Today’s immersive museum exhibitions are often far more complex than the conventional track lighting applications typically used in art galleries. Both line-voltage and low-voltage systems can be building-mounted or integral to exhibit components, requiring careful review of the listings, ratings, and distinct installation requirements for each fixture and its support system.

For museums, these typically include exterior ratings as well as ratings for concealed and exposed lighting sources, depending on the nature of the exhibits. Electrical and lighting equipment may be recessed into the exhibit components and architectural elements, requiring hidden but accessible outlets and electrical distribution for maintenance or future changes. Some lighting fixtures, ballasts, and controls must be paired safely with exhibit materials such as wood, metal, polycarbonate, plastics, and the like. In certain cases, active cooling may be needed to offset high, localized heat loads.

It is critical to understand museum lighting and electrical systems may require an unusually large range of fixture and lamp types. A project may include daylighting as well as light-emitting diode (LED), incandescent, halogen, organic LED (OLED), fiber-optic, and neon sources. Decorative fixtures may borrow from industrial, commercial, and residential applications. The architect and lighting designer can manipulate several basic aspects of illumination—intensity, angle, distribution, color, and movement—to improve the visitor’s ability to interact with and understand the exhibition content. When approaching exhibition work, the lighting designer’s objective may be to create an immersive environment that seeks to subliminally draw the visitor into the experience, thus encouraging further learning opportunities.

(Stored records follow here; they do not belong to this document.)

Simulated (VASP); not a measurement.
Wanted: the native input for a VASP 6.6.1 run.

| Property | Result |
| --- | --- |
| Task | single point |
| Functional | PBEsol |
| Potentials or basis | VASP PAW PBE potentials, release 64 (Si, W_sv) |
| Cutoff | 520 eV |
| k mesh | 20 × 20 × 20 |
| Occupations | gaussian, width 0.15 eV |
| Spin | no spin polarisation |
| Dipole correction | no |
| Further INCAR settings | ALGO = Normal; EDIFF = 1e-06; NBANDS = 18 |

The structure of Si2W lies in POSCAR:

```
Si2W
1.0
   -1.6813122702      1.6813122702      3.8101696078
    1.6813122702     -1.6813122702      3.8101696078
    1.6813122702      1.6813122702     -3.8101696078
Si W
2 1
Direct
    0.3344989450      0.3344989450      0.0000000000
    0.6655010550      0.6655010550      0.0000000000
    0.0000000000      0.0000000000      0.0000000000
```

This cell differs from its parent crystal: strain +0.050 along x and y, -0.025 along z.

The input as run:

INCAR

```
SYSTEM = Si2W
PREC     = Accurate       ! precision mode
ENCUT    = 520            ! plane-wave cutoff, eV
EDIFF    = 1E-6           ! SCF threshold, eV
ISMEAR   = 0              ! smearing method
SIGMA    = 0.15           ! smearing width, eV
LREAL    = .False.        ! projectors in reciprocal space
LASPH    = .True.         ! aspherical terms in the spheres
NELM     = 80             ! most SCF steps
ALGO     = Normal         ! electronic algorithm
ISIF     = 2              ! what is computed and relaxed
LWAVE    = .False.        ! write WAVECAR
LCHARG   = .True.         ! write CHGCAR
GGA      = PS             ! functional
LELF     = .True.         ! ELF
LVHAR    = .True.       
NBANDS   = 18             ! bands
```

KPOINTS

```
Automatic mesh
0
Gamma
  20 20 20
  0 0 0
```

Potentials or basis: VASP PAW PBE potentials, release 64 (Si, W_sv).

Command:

Most importantly, the design team must measure the color of light using the color rendering index (CRI), which describes the light source’s ability to reproduce colors of illuminated objects. The Illuminating Engineering Society of North America (IES) TM-30, Method for Evaluating Light Source Color Rendition, is a newer and more accurate measure of color rendering ability, especially for LEDs. A CRI of greater than 90 is considered ‘high-CRI,’ and may be required for museum exhibitions. In many cases, a physical mockup of the particular lighting situation is often required to test not only the color of the light, but also the effectiveness of the lighting solution on an exhibit’s intended presentation and function.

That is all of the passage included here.